Julie Harrison - Wine and Food Matching

Publish Date
Thursday, 1 October 2015, 3:52PM
By Julie Harrison

Whilst I don’t believe in having to have a certain wine with a certain food there are some things that go together and some that definitely don’t. So what are some perfect matches? A lot of matching food and wine is all about balance. The key thing is that the wine should not overpower or detract from the food and vice versa.
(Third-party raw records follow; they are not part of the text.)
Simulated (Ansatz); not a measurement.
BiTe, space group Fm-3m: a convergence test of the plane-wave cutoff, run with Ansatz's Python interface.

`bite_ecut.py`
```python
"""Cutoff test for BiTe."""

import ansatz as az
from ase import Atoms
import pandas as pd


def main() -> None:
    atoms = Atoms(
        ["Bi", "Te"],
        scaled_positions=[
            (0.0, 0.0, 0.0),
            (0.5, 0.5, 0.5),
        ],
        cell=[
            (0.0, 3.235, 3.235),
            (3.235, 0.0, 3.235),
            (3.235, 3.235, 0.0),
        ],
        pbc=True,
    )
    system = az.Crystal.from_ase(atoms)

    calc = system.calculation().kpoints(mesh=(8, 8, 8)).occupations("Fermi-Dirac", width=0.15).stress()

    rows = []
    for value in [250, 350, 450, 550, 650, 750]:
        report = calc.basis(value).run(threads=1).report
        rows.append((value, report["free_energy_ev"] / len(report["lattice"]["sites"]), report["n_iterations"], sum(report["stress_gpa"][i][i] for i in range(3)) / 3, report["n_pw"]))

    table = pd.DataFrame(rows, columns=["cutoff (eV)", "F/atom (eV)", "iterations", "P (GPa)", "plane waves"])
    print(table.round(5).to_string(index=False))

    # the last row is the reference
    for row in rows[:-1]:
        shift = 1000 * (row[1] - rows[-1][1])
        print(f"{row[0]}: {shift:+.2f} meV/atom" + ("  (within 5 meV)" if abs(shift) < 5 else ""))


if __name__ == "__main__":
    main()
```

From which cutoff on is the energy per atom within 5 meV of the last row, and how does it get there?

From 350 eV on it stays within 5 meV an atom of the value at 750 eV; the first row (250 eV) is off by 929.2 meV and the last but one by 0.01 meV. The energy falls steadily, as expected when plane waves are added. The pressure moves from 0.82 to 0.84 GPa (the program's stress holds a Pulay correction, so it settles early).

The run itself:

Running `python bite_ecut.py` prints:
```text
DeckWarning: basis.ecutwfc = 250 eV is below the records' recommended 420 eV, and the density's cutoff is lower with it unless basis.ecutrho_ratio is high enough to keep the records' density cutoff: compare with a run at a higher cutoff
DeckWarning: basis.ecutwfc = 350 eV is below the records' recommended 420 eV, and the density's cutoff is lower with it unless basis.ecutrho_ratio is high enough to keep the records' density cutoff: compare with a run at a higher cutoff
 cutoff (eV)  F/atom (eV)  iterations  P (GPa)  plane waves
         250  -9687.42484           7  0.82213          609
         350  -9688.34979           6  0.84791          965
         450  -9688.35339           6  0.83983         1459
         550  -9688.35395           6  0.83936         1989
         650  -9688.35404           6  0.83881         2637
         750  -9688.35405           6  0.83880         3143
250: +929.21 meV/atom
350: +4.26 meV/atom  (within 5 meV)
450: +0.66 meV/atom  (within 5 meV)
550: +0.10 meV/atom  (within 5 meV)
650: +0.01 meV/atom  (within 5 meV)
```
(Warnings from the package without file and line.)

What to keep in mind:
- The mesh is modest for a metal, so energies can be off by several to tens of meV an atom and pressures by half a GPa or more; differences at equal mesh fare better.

Wine and cheese are a classic combination. Fresh cheeses are good with fresh, crisp white wines like Sauvignon Blanc, Chenin Blanc and Pinot Gris. They can also work well with dry rose or champagne.  Creamy Brie is great with Chardonnay, dry sparkling wine or a low tannin red such as Beaujolais. As cheeses get older and harder the wine match can get bolder.   Swiss style cheese such as Gruyere and Emmental is good with Riesling, full bodied Chardonnay or fruity reds like Pinot Noir and Beaujolais. Aged, hard cheese like cheddar, aged Gruyere and Gouda, Comte and Parmigiano-Reggiano match well with Cabernet Sauvignon, big Italian reds like Barolo and Amarone as well as sweet white wines. The sweet wines work as they balance the saltiness of this type of cheese and the red wines work as the cheese tones down the astringent tannins in the wine. Salty cheese like Roquefort is fantastic with a sweet Sauterne.   Smelly cheese like Livarot needs something to take the edge off and aromatics like Gewurztraminer help with this.    Don’t forget fortified wines, Port and Sherry go well with all but the really delicate cheeses.

I love roast chicken with a rich Chardonnay but with a versatile meat like chicken or pork it is the flavours the meat is cooked with that really determines what wine goes best. Cooked in a tomato based sauce I would go with a lighter Italian red or Pinot noir. With something like Coq au Vin you should be drinking the wine you used for cooking. If you are having chicken with lemon try Riesling or Sauvignon Blanc and chicken in a rich mushroom sauce would go well with a Pinot Noir.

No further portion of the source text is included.